Advanced Russian fighter jet crashes off Syria’s coast, killing both pilots
Birds blamed for accident, with officials denying the aircraft was shot down
A Russian fighter jet crashed on Thursday off the coast of Syria, killing both pilots, according to Russia’s Defence Ministry, which said the plane did not come under fire and the crash may have been caused by a bird getting sucked into one of the engines.
State news agency Tass cited the ministry as saying the Su-30 crashed soon after take-off from the Russian airbase at Hemeimeem in Syria. Russia has been waging an air campaign in support of President Bashar al-Assad’s forces since 2015.
In March, a Russian military cargo plane crashed as it was descending to land at Hemeimeem, killing all 39 people on-board. The military blamed the crash on a technical error and insisted the plane was not shot down.
Russia leases the Hemeimeem military base in Syria, near the Mediterranean coast.
In the capital Damascus, Syrian troops managed to capture more areas from Islamic State on the southern edge of the city cutting the region held by extremists into two parts.
The government-controlled Syrian Central Military Media said troops cut off IS fighters based in the Palestinian refugee camp of Yarmouk from those in the Hajar al-Aswad neighbourhood to the south.
Yarmouk and Hajar al-Aswad are the last two areas outside government control in Damascus.
Syrian troops began a major offensive two weeks ago to retake the area under the cover of air strikes. The fighting led to the displacement of thousands of Palestinian refugees and others to neighbouring areas.
The Britain-based Syrian Observatory for Human Rights said that since the government offensive began on April 19, 112 soldiers and pro-government gunmen as well as 91 IS fighters have been killed. Dozens of civilians have also been killed in the fighting, according to the war monitor.
Near Hajar al-Aswad, preparations were underway to evacuate opposition fighters and civilians from three southern suburbs following a deal reached last week to hand over the area to government forces.

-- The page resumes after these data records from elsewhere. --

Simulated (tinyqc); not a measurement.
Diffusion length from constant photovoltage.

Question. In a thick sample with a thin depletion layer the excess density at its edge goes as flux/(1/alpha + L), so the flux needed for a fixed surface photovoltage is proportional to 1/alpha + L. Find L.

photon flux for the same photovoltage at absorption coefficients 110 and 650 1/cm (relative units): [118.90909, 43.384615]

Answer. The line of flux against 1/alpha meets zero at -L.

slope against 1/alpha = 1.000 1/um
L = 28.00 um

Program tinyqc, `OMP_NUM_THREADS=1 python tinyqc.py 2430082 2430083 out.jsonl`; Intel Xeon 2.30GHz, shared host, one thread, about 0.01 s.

State television said buses started entering the southern suburbs of Babila, Beit Sahem and Yalda to evacuate some 5,000 fighters and their families, while those who decide to stay are eligible for amnesty.
The Observatory said some of the fighters and civilians will be heading to the northwestern rebel-held province of Idlib and the town of Afrin, which is controlled by Turkey-backed opposition fighters. Others will go to rebel-held areas in the southern province of Daraa, which borders Jordan.